The 1,000 Foot View of a Fickle Public? (Or, How I Learned to Stop Worrying and Love the Blog)

Scott McCellan recently posted a reader's response to the very idea of a magazine like Collide.  To pull from the posted quote: 

You don’t seem to be interested in the 1,000-foot view. You take a myopic look at things like Facebook, etc. that will fade away and be replaced by something else in a year or two by a fickle public. In doing so, it seems like you promote the methods over the message. Any church that follows fads like that will always be chasing after the next thing in the never-ending quest to be “relevant.” Christ wasn’t interested in cool. He was interested in loving people, and in doing that, he redefined cool. 

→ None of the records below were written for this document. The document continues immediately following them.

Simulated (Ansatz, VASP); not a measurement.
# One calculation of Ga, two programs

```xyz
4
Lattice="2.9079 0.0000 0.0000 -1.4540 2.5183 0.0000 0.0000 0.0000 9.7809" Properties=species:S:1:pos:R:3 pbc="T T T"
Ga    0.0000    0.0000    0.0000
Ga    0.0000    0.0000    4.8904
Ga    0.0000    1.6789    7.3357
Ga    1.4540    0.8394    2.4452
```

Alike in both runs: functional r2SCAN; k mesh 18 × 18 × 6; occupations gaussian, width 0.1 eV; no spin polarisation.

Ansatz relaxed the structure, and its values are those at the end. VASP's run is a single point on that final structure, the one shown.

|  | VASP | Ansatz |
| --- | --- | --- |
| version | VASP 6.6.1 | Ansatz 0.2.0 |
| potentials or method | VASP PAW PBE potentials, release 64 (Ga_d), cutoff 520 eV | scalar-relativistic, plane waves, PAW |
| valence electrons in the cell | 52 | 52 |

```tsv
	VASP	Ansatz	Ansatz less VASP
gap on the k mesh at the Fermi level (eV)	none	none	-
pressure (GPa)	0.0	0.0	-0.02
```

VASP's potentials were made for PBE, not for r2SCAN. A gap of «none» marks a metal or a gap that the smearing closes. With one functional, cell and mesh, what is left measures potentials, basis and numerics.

I'm posting my response on my blog instead of the Collide blog because I don't want anyone to be confused with my opinion on this matter with any kind of official Collide response (since I've written for them). First, I have to say how awesome it is that Scott would be transparent and post such a quote and response that's diametrically opposed to the very nature of the magazine, and open it up for discussion on his blog.  Second, I think that the respondent who wrote the quote is completely wrong on the idea of culture more-so than any kind of question about Christ being "cool" or about chasing something "relevant." The respondent appears (to me) to be frustrated with methods or the "fickle public"'s desires changing every two years or so.  The problem, to me, is that he thinks that churches interested in things like Facebook or some cutting edge technology or underground cultural shift is an attempt to be somethinig that the church is not.

For me, acknowledging that I am, in fact, a part of mass culture and am influencing and partake in it, I see a very different side of this arguement.  It is not that the church is struggling to keep up with culture and "fads" but that the entire concept of "fad" has radically changed in the past few years.

A "fad" is no longer a "fad" - it is culture.  Innovation follows innovation in today's world and, as such, the mass media and culture is always shifting and changing.  By the time any cultural shift hits mass/old media, the culture leaders have moved on to something else.

The New York times recently produced an article on how the fast-paced world of blogging-for-pay creates additional stress and has negative health effects on the bloggers.  This may be true for most of us.  However, today's young adults have been blogging for years; today's children are used to blogging being a part of their lives.  Blogging wasn't a new thing to many people several years ago, and it's certainly not a "new thing" today.  But people still treat it as a fad.

There are still many spiritual leaders who don't understand that blogging or Facebook groups or church web sites aren't some attempt by the church to catch up to culture.  I, instead, proclaim that it is the exact opposite.

The freedom that technology brings to broadcasting a message means that, for the first time in church history, lay people can share their faith journey with the church - and world - at large.  No longer must the strongest, most Spirit-driven message come from the pulpit.  Instead it can come from a teenager's blog or a media guy's video cam.

Magazines like Collide and sites like exist not so the church can chase after cultural shifts, but so that leadership can understand the changes their membership is goign through.  I fear a pastor who doesn't have a blog because it tells me that he won't be able to connect with where I am in life.  I fear a church that doesn't have a website because it means that they think people will find out their address by looking it up in the phone book (you know, that big yellow thing you throw away when they keep delivering it to you).

My biggest fear, however, is that those of us who have embraced the new tools at our disposal won't be mentored and loved by our forefathers who have not embraced the technology.  That they will think it's all a fad and that we don't understand the 1,000 foot view and, as such, aren't worth investing in.  And all their knowledge and passion that could be broadcast to the world will simply die with them.

So please, don't judge me and my kind as being fickle or not understanding of Christ's love just because we have the ability to flow with the changes in culture and understand that "fads" are either dead or the norm, depending on your point of view.  I'd rather learn from you.  I'd rather sit at your feet and discover what your heart is about and how your passions can still impact humanity on a person-by-person basis.  I want to know what has you so caught up that you want things to stay the way they always were... because I've never lived in a slow-enough-paced world to even know what that means.

And, in truth, I can't wait to see what replaces blogs and what's after social networks and how videos change our worship services.  I can't wait until music ministers can embrace the internet and use tools like LifeWay Worship to gain access to hundreds of songs to find the right one to compliment the worship experience.  I can't wait until the seminaries provide completely online degrees so the pastors who can't take the time to leave their congregration can be better educated.  I can't wait until we get past this bubble of growth in the digital world and have a new common denominator where people are connected all the time and have been used to it so that it isn't so stressful on our bodies.

And maybe then I can feel loved by the people who judge me and my tools of communication as worthless.